Friday 31 October 2008

It tells you something ...

… about the modern media when yesterday's report of an announcement of a £700 million package of new armoured vehicles for the Army gets about a quarter of the space in The Daily Telegraph than a story today about "the launch of a cookery book endorsed by Gordon Ramsay which encourages the Forces to use their rations more imaginatively".

And yes, it does matter. In its own coverage of the equipment issue, The Daily Mail caustically noted: "MoD forced to shell out extra £700million on tougher fighting vehicles after just two years." It then goes on to report that:

The Armed Forces are having to spend a massive £700million on tougher armoured vehicles for troops in Afghanistan - while withdrawing an entire fleet of state-of-the art battlefield vehicles after barely two years of use.

The £1 million Viking amphibious combat vehicle was hailed as a triumph when it first arrived in Helmand Province in 2006, offering unprecedented agility as it swam across rivers and charged over the most rugged terrain, even clambering over ditches and walls.

But in a sign of the increasing ferocity of the fighting against the Taliban, the Viking's armour has proved unable to protect soldiers and Marines from roadside bombs and buried mines, and at least six drivers are understood to have been killed in explosions.
Lacking as it does any institutional memory, however, it will have escaped the Mail's notice that its sister paper, the Mail on Sunday was in October 2006 uncritically applauding the arrival of the Viking in Afghanistan, as indeed did many other newspapers. This we noted in one of our recent posts.

This post, however, is not about defence issues per se. It simply uses this example to point out – once again - that the role of the media is vital to the proper functioning of our democracy, and the maintenance of good governance.

As we pointed out in that earlier post – not without a certain wry bitterness - we had seen right from the start that the Viking was dangerously unsuitable for the theatre to which it had been committed. If we could see it, then the media – with its "experts" and greater resources, to say nothing of its specialist correspondents – should have seen it as well (Some of these, actually, would have written about it but they were not given the space).
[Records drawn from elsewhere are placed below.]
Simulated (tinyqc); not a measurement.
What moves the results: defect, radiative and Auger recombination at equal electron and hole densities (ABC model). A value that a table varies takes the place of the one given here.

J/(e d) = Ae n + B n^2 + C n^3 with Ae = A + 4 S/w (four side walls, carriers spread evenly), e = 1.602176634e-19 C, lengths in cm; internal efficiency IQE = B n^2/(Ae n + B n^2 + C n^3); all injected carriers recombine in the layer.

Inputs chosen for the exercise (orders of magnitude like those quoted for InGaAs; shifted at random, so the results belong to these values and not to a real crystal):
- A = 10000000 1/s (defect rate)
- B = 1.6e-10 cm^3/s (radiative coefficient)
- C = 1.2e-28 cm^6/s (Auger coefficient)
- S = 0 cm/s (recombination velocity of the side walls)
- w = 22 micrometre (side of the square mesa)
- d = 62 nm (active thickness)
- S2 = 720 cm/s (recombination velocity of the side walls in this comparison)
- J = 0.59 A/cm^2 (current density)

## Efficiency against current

Had newspapers reported critically at the time, and then picked up on the growing toll of deaths – now estimated at least six drivers and an unknown number of personnel seriously injured, the MoD may well have sought a replacement much faster than it has. Furthermore, knowing that its choices of equipment were subject to critical – and where the need arose – hostile coverage, it might be more careful in future about the decisions it makes.

When a newspaper, however, gives more coverage to a celebrity cookery book than it does life and death issues, such as the equipment that will keep troops alive (or not), then you know there is something seriously amiss.

This is another aspect of, "Britain's infantile and degenerate political and moral culture," about which Bruno Waterfield wrote so volubly yesterday. He was referring to the Ross Brand affair but, in virtually every walk of life, the trivia, the tat and the superficial takes precedence over more serious and important issues.

Nothing, of course, should be all serious – and there is not only room but need for the lightweight and entertaining, if only as an antidote to the diet of unremitting gloom. But when this overtakes and drives out virtually all our serious news, there is genuine cause for concern.